Let $A\subseteq P\subseteq X$, where $(X,d)$ is a metric space with distance function $d$. Define the interior of $A$ in $P$, written as $Int_P(A)$, to be the union of all sets $E\subseteq P$ such that $E$ is open in $P$ and $E\subseteq A$. Show that $Int_P(A)=(A\cup P^c)^o\cap P$, where $A^o$ is the set of all interior points of $A$, $A^c$ is the complement of $A$.
We say $a$ is an interior point of $A$ if there exists a neighborhood of $a$ with radius $r>0$ such that $N(a,r)\subseteq A$. We say $A\subseteq P$ is open in $P$ when for all $a\in A$, $\exists r>0$ such that $N_P(a,r)\subseteq A$ where $N_P(a,r)=N(a,r)\cap P$.
We say a neighborhood of $a$ with radius $r>0$ to be the set $N(a,r)=\{x\in X:d(x,a)<r\}$.
Thanks in advance.
Let $O$ be $P$-open and $O \subseteq A$. So $O=O' \cap P$ where $O'$ is open in $X$. Then $O' \subseteq (A \cup P^\complement)$ (if $x \in O'$ it's either in $P$ and then it's in $O$ too (and hence in $A$), or it's in $P^\complement$.) and as the interior is the maximal open subset of a set, $$O' \subseteq (A \cup P^\complement)^\circ$$ and taking intersections with $P$ on both sides we get
$$O= O' \cap P \subseteq (A \cup P^\complement)^\circ \cap P$$ and as the $P$-interior of $A$ is the union of all $P$-open subsets of $A$ we find that the $P$-interior of $A$ (also denoted by $\operatorname{int}_P(A)$) is a subset of $(A \cup P^\complement)^\circ \cap P$.

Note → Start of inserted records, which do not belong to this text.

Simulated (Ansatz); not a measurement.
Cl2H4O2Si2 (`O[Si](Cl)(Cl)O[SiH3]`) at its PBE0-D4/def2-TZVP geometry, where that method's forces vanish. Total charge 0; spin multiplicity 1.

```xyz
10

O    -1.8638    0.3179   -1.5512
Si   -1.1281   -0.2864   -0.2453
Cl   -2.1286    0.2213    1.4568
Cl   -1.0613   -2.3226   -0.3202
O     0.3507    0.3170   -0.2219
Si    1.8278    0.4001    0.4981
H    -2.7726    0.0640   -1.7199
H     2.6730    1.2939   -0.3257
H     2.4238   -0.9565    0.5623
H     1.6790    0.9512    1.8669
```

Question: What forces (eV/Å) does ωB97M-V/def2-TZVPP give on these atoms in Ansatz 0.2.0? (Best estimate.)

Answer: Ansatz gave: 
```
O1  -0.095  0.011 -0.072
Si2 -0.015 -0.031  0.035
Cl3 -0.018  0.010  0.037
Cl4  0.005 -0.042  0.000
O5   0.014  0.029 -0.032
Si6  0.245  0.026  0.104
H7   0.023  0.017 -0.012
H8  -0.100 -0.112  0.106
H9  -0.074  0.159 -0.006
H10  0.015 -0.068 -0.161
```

On the other hand, the set $(A \cup P^\complement)^\circ \cap P$ is the intersection of a set that is open in $X$ with $P$, so $P$-open, and clearly a subset of $A$, as $$(A \cup P^\complement)^\circ \cap P \subseteq (A \cup P^\complement) \cap P = (A \cap P) \cup (P^\complement \cap P) = (A \cap P) \cup \emptyset \subseteq A$$ and again by maximality of the interior
$$(A \cup P^\complement)^\circ \cap P \subseteq \operatorname{int}_P(A)$$ and we have equality.